Three Virginia residents and a taxidermist from Maryland have been fined and are now on probation after a joint investigation between the U.S. Fish and Wildlife Service and the Virginia Department of Wildlife Resources revealed the four men poached more than 100 wood ducks on a baited pond in Middleburg, Virginia, in October 2022. A fifth man, the land manager where the illegal hunt took place, was sentenced in November for his involvement.
Text and social media messages obtained by law enforcement revealed Michael Scott, 36, Eric Scott, 29, and Christian Hoyt, 39, all of Loudoun County, and Timothy Young, 48, of Frederick, Maryland, had communicated with land manager Clint Burlett, 41, about baiting wood ducks. Burlett’s own trail cameras documented Burlett emptying bags of corn into a .23-acre pond on his land in Middleburg. Their goal was to attract flocks of wood ducks to the pond, which is a federal crime. Some of northern Virginia’s wood ducks are resident birds and others are migrators, but they’re all susceptible to illegal baiting attempts, Virginia Conservation Police Sgt. Derrick Kekic tells Outdoor Life.
Photos and footage from those trail cameras, along with the men’s messages to each other, aided in their convictions. But it was a pile photo posted to social media that first tipped off duck hunters. The post included a photo of 11 people and 26 wood ducks, and a discussion of such a large group killing so many wood ducks in one hunt.
“We knew right off the bat that was highly unusual,” investigation supervisor and retired VCP Sgt. Rich Goszka tells Outdoor Life, noting that multiple people in the photo didn’t actually hunt and were just there for show. A daily limit of wood ducks is three per person. “So we backtracked and figured out who it was based on the post, and that they were on a piece of property they didn’t own. The person was a tenant caretaking for the property, which bordered Goose Creek in Loudoun County, so I got dropped off and walked the entire creek checking for bait.”

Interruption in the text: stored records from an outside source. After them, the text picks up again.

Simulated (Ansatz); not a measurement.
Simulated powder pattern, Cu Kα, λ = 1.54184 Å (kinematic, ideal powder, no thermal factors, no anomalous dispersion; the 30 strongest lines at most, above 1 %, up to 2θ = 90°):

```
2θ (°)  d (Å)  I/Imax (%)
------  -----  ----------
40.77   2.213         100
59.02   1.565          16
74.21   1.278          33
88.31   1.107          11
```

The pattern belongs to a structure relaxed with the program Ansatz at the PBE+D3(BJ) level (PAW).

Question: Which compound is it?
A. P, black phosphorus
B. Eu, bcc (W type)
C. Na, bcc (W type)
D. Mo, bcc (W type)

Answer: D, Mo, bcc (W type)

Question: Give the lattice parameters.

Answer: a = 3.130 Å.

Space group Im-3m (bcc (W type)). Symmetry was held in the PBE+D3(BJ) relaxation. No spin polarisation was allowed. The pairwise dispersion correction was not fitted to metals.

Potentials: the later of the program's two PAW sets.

Goszka noticed that there weren’t many woodies along the creek, and certainly not enough to indicate that enough for a nearly nine-man limit would randomly arrive in a single day on an adjacent property. He eventually spotted the pond in the distance, with corn littering the edges and trail cameras fixed on the corn. So he began surveilling the pond.
“I figured they probably got tipped off and had seen me going in on adjoining property, because cameras were everywhere,” says Goszka, who describes the investigation as a mixture of old-fashioned bootwork and new technology. “We ended up getting enough information to execute a search warrant, got the target’s phone, and from there the targets confessed. We had all the pictures and text messages. The federal government got involved and the targets turned more evidence in and the rest fell into place … When you get into peoples’ cell phones, you find all kinds of information.”
On Nov. 3, 2023 Burlett, the land manager, was sentenced to 24 months of supervised probation with a revocation of hunting privileges and a $2,700 fine. He was convicted of one count of baiting migratory birds. Eric and Michael Scott, Hoyt, and Young were sentenced on Jan. 9, each receiving 18 months of supervised probation with a revocation of hunting privileges and $1,000 fines. They were each convicted of one count of purposeful take of migratory birds over bait. All parties were processed and sentenced in U.S. District Court in the District of Eastern Virginia. According to Goszka, the goal for the sentencing was less about collecting fines and more about taking away the one thing these guys clearly love: the ability to shoot wood ducks.
Burlett had kept track of the “pond record,” according to court documents, which was broken in 2021 when 118 wood ducks came in and the poachers killed 43 in a single day. Burlett included this statistic in a text message he sent Eric Scott in late September — the same day that one of his trail cameras captured him dumping buckets of corn into the pond.
A week later Burlett texted Young, the taxidermist from Maryland, to inform him that whether Young wanted to get a Virginia license or not was up to him, but that he was “almost a mile off the road,” that Burlett had “been doing this for 16 year[s],” that he “lock[s] the gate to the farm so no one can get in,” and that it’s “a pretty safe location.” (This detail appears to contradict Burlett’s interview with officers, during which he said Young didn’t know the pond was baited.) On Oct. 7, the group killed their first batch of birds and posed for the picture that would ultimately lead to their conviction. A woman, most likely Burlett’s wife according to sources, and children were also in the photo.
More texts with Young revealed that the party had killed 91 ducks in two days, which Burlett referred to as “carnage” in a social media post with a photo of dead ducks in the water, and that they were going back in again on Oct. 10 while the ducks were still “fucked up and confused, and hungry.” A photo from Oct. 10 showed the same core group of men with an additional 16 ducks.
Later in the month on youth day, Burlett let his son shoot the baited pond. His son killed one duck.
“This was nothing but a slaughter pen on a pond,” Goszka says. “You can almost tell by the stuff they’re putting out there what kind of hunters they are. These people are serial killers of wildlife, and those are the ones we want to go after. That small percentage is making a huge impact on a [bird] population and taking away from hunters who are really doing it right.”